Atwater. Atwater played a key role in one of the greatest upsets of the era,
pitching the Niagaras of Buffalo to a stunning win over the Atlantics of
Brooklyn. His father, also named Edward M. Atwater, was a wealthy Buffalo oil
refiner. But the younger man only shows up in the 1870 census in Cincinnati and
never lives with his father. In addition, his father’s wife is too young to be
his mother, so presumably she was his stepmother. UPDATE: FOUND
2. Patsy Dockney. Dockney was born in 1845 in Ireland,
grew up in Hoboken and became one of the most notorious revolvers of the late
1860s. He was dead by 1893 but there’s no record of his death despite his
having served for three years in the Civil War.
3. Waddy Beach. This prominent member of the Eckfords was
reported to have vanished by 1887, though he was apparently still alive.

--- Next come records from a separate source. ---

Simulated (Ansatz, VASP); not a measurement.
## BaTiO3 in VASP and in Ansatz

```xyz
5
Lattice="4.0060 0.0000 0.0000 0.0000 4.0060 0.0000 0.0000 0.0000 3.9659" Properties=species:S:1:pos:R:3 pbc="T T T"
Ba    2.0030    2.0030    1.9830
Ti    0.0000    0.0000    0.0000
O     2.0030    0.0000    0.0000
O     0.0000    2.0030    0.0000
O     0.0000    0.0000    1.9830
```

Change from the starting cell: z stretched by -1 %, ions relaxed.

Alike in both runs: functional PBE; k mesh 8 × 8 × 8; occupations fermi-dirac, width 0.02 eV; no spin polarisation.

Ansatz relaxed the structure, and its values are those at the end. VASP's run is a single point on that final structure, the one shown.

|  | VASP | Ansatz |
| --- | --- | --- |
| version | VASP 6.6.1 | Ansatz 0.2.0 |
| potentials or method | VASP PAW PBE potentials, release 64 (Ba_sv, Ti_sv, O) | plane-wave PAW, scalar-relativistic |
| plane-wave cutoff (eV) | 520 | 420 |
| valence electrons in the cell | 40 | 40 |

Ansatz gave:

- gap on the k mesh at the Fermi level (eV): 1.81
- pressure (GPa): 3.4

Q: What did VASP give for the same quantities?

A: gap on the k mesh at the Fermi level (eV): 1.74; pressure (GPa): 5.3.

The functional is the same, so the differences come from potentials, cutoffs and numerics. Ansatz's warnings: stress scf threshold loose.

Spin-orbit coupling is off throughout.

4. John Horn Jr. Horn was a key member of the Detroit Base
Ball Club and, in 1874, earned a Congressional Gold Medal for having saved more
than 100 people from drowning. He was born in England in 1843, served as a
Detroit alderman and was apparently still living there in 1915.
5. Aleck Pearsall. Pearsall was the star first
baseman for the Excelsiors, but was expelled when he enlisted with the
Confederates. UPDATE: FOUND
6. Joe Leggett. Another of the stars of the Excelsiors,
Joe Leggett absconded with several thousand dollars from his job at City Hall.
A family genealogy says he died in Galveston on July 25, 1894, but that has
never been confirmed.
7. Richard H. Thorn. Thorn pitched for several of the
important early clubs. He later worked in the Washington Market as a fruit
dealer and was still working there in 1887.
8. George Fox. Fox was a Georgetown graduate who was lured
into joining the Nationals on their 1867 tour by the offer of a job in the
Treasury department. A 1902 note said he was working as a lawyer in Nome,
Alaska, and then he was reportedly living in San Francisco in 1906.
9. Holmes Hoge. Hoge was captain of the Atlantics of
Chicago and then of the Cincinnati Base Ball Club before it became known as the
Red Stockings. He was living in Los Angeles in 1920.
10. Frank J. Phelps. Phelps was one of the best players of
the Detroit Base Ball Club of the 1860s and his store on Jefferson Street hosted
some of the club’s meetings. A 1903 article said he had died 14 years earlier,
but details have proven elusive.
11. James Malcomb was president of the Excelsiors of
Chicago in 1860, but the only listing I’ve ever found for him is: 1850: James
Malcom, 25, engineer, Ill Scotland Scotland.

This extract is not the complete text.